Nature of the Absolute

Existence is Fundamental in Knowledge

Distillation of Existence

A discussion about thinking must first begin with definitions for perceptions and conceptions, which are indeed the same process but in different contexts. Perceptions intake raw information about the Absolute, but never can perceptions intake all information, so perceptions will always yield simplifications. Conceptions create or observe ideas within the Mind, those ideas being derivatives of the perceptions. There are more phenomena to conceive than to perceive, because every perception has many potential interpretations, and each interpretation stems from a conception. Perceptions receive raw information through senses, then this raw information transforms into ideas, which the Mind may alter to its discretion unlike raw information. Perception and conception are similar processes, so they both belong to the general term "caption".

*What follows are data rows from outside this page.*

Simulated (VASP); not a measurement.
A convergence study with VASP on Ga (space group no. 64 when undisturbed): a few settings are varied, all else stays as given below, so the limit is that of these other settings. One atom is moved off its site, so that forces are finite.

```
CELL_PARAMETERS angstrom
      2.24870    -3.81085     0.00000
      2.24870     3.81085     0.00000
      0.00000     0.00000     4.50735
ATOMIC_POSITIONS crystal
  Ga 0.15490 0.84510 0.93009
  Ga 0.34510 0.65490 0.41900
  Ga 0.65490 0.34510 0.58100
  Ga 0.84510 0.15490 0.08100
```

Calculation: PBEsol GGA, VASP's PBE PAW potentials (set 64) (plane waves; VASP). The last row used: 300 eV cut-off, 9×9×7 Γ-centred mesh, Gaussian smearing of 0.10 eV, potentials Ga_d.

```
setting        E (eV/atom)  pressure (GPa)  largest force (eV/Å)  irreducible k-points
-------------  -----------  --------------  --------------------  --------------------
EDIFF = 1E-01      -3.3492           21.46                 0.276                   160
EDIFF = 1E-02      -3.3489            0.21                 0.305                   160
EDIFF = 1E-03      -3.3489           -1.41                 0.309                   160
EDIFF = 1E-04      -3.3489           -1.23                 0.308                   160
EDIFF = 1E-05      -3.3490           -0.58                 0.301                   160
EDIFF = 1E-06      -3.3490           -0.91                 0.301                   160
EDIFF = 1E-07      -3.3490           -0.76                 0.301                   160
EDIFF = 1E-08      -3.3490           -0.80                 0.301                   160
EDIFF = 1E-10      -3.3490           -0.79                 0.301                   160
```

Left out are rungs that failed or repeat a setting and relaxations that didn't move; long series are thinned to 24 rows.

The object of capture is a phenomenon. Caption in itself requires phenomena, and phenomena must exist for their caption. Captions may draw from the Absolute or from the Mind, so phenomena may exist in the Absolute or in the Mind, and any phenomena existing beyond either of those contexts is inconceivable. Even nonexistence itself is a phenomenon as it is the opposite of existence, yet it is defined in terms of existence; a realm of nonexistence does not occur in the Absolute but may be conceived in the Mind, so the phenomenon of nonexistence must necessarily exist for its conception. Not is there something rather than nothing, but there is something and there is nothing, and that which is neither existent nor nonexistent is beyond the scope of caption.

Aspects in the Mind

All mental objects and processes relate to phenomena. Memory is the storage of phenomena, consciousness is the ability to capture, and rationale is the method of recalling and relating different memories. There are different rationales which present different relationships between phenomena, and a rationale's accuracy is determined only by values. As we are thrown into the universe with consciousness, immediately we begin to memorize, and so too does rationale develop when the relationships between memories are understood. So, he who holds few ideas but knows well their connections is indeed rational, and he who holds many ideas but ignores their connections is great in memory but not in rationale.

Knowledge is the combination of greatness in memory and in rationale, and knowledge is therefore the most abstract of the Mind's aspects and cannot possibly have a definite metric, yet we still understand that there are different knowledges, and even that some knowledges triumph over others. This system of measuring and comparing knowledge comes from personal values.